Red Steel 2 - hands-on

Why ninjas, shotguns and hitting things with sticks are such good fun

There seems to be a gap between what you can do and what you will do. Altering your active weapon (the gun you whip up with B) on the fly lets you mix swords, revolvers and shotguns into a balletic spectacle, but it doesn’t come easily. Our fighting style is more of a flailing dust cloud with the odd bullet ricocheting out into a nearby fence. Getting your head around hot-swapping and using lock-on to your advantage is tricky in a way Wii games rarely are – a scheme to be mastered, rather than waggled through.

Ubisoft is keen to give you space to master these controls. Not open world, but far from linear, Red Steel 2 is built around a hub system – missions take place in maps accessed from a few central locations, such as a canyon-based mining outfit. From here you select mission order, take side missions or just go looking for a scrap. Vandenberghe says he’s a big fan of replay incentive – a hint of a challenge mode, perhaps, albeit one nipped in the bud by a silencing look from the PR babysitter.

Fans of the original Red Steel (and by fans we mean victims) will recognise seeds planted there grown to fruition here. In Red Steel, Harry’s Bar let you pick the order of four – count ’em! – missions; a scheme dwarfed by Red Steel 2’s freedom (it’s suggested you can enter levels even if you have no objectives there). More interestingly, stints in the Otori Dojo learning sword combos have become safe house visits with purchasable upgrades.

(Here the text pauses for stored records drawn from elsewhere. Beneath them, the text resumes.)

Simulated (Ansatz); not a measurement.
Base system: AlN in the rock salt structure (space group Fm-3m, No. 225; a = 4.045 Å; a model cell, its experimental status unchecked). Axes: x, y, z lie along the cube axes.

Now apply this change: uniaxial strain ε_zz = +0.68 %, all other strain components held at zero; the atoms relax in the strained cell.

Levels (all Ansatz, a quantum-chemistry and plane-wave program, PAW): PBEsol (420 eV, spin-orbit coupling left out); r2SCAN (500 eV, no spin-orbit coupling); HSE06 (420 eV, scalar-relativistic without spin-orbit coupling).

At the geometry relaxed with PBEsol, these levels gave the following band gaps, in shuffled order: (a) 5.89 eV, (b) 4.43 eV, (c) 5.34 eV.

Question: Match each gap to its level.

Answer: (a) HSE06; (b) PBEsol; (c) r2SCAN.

In canyon-land, local gun nut Sheriff Judd welcomes you into his shack to exchange gold for weapon upgrades: damage, ammo capacity, decreased reloads… (We’re hoping Vandenberghe’s verbal sound effects will be unlockable.) Katana fans can fork out for power moves (advanced sword techniques): the aforementioned eagle lift is the first, joined now by shockwave – a kind of samurai force push. We’re sure you’ll find creative ways of combining it with those steep canyon walls.

Although you should spare a thought for Vandenberghe as you send men screaming into the abyss. Being an American on a largely French team, he’s seen his vocal talents hijacked for dialogue and death gargles. “I spend most of the time killing myself in combat,” he tells us melancholically.